Plumstead supervisors
are moving ahead with a plan to study the township's water supply, but they remain deeply divided over how quickly it needs
to be done.
A minority of the five-member board are pushing for
the study to gauge the impact of a potential lawsuit settlement that would allow the Bucks County Water and Sewer Authority
to expand in town.
Three members say they are fine with a water study,
but that it should not be tied to settlement negotiations.
“They're separate things,” Supervisor
Vince Formica said. “If we do a water study, it would be to tell us where we are and where we need to go.”

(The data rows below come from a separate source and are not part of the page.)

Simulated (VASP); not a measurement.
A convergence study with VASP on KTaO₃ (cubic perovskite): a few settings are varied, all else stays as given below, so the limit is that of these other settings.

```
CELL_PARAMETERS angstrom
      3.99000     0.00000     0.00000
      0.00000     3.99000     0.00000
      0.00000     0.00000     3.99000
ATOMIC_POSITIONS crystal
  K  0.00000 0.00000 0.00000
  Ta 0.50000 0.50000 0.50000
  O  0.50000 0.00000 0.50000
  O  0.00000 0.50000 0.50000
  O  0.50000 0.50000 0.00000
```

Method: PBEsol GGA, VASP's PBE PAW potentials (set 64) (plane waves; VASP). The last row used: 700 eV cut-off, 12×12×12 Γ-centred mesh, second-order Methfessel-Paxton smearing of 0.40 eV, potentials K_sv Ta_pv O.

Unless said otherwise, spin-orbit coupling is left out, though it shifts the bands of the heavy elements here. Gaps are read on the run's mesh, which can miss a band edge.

On Thursday, supervisors gave tentative approval
to taking bids for the study, which could answer how expanded sewers might affect the town's water supply.
A final vote will be made at the supervisors' June
5 meeting, said Dave Nyman, interim township manager.
The jockeying comes as Plumstead is considering a
settlement to end a lawsuit by the Bucks County Water and Sewer Authority that claims the township violated a 1978 agreement
to stay out of the sewer business.
The suit was filed after supervisors approved three
developments that called for on-site treatment plants the township would run. One — Timberly Farm — is already
built, with residents bristling over the steep sewer bills they've seen compared to those from the sewer authority.
Settlement opponents have charged it would more than
double the number of approved authority hookups in Plumstead, potentially harming the aquifer by pumping sewer water to treatment
plants outside the township.
Supervisors Housley Carr and Betsy Helsel, along
with the Plumstead Environmental Advisory Council, say an agreement shouldn't be approved until after its impact on water is
known.
Carr said Friday he was troubled the majority doesn't
believe the study and the settlement are linked.
“The question is, "Once we have this very helpful
information, do you use that in your decision making or do you dismiss it?' ” Carr asked. “And what the majority
say is you would dismiss it.”
The settlement would make Bucks County Water and
Sewer Authority the sole sewer provider for an area that includes the stretch between routes 611 and 413.
Timberly Farm and the two proposed developments would
be moved onto the authority's lines.
Formica said negotiators are working to limit the
hookups permitted by the authority. Some of the tie-ins would be for failing septic systems, he said.
The agreement would create a defined sewer district,
avoiding a potential court ruling that could hand the authority rights to all of Plumstead, Formica said.